Former Israeli security chief: For Muslims, Temple Mount is merely ‘instrument’ for conflict

“I’m telling you that our working assumption must be that there are weapons on the Mount,” Dichter said.

By World Israel News Staff

“Do you know what the most frustrating thing about the Miss Universe pageant is? Coming in second,” Likud MK Avi Dichter tells Israel Hayom in an published on Friday.

“The Temple Mount is in second place after Mecca and Medina. No one really makes pilgrimages to the Temple Mount. There is no Hajj here. For them, the fact that Israel captured the Temple Mount is outstanding leverage, but their real goal is elsewhere – it’s conflict.

“The Temple Mount is just an instrument,” Dichter, the current chairman of Israel’s Foreign Affairs and Defense Committee and former head of the Shin Bet, Israel’s internal security agency, told the paper in an exclusive interview.

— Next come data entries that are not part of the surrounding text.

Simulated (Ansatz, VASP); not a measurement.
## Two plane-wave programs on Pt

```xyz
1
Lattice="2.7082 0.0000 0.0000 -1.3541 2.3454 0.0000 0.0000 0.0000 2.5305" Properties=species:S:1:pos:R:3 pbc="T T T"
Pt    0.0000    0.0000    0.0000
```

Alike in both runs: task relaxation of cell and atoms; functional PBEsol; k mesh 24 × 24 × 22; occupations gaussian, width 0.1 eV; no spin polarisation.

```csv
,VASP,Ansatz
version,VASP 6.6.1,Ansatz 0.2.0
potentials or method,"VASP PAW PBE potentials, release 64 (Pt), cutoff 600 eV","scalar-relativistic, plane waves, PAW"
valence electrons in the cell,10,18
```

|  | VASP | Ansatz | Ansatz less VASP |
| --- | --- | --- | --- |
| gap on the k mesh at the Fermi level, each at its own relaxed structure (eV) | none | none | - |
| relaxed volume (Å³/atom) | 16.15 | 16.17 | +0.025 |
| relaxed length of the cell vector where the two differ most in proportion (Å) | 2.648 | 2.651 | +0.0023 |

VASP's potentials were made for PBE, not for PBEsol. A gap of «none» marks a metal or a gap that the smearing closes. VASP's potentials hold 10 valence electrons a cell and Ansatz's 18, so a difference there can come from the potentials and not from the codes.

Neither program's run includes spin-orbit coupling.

Dichter was the chief of the Shin Bet when then-Prime Minister Ariel Sharon visited the Temple Mount, which most now accept was the excuse for – but not the cause –  of the Second Intifada in 2000. The violence led to the death of 1,000 Israelis.

Dichter says “the working assumption must be that there are weapons stockpiles on the Mount, and anyone who doesn’t work off that assumption is missing an important part of his job.”

He says the number of visitors, which can reach hundreds of thousands per day, makes it impossible to prevent weapons from being smuggled in.

Metal detectors had been installed after a terrorist attack in July 2017 in which two Israeli policemen were murdered by three Israeli Arabs who ran out of the Temple Mount armed with improvised machine guns and a handgun. All the terrorists were eventually shot and killed.

The metal detectors that were subsequently installed caused an uproar among Arabs leading to their hasty removal. Dichter supports putting the metal detectors back, Israel Hayom reports.

“I know that eventually, there will be security checks at the entrances to the Temple Mount. I can’t tell you what they’ll look like, but there will have to be security checks because everyone understands the sensitivity of what would happen if, heaven forbid, there was another terrorist attack here,” he said.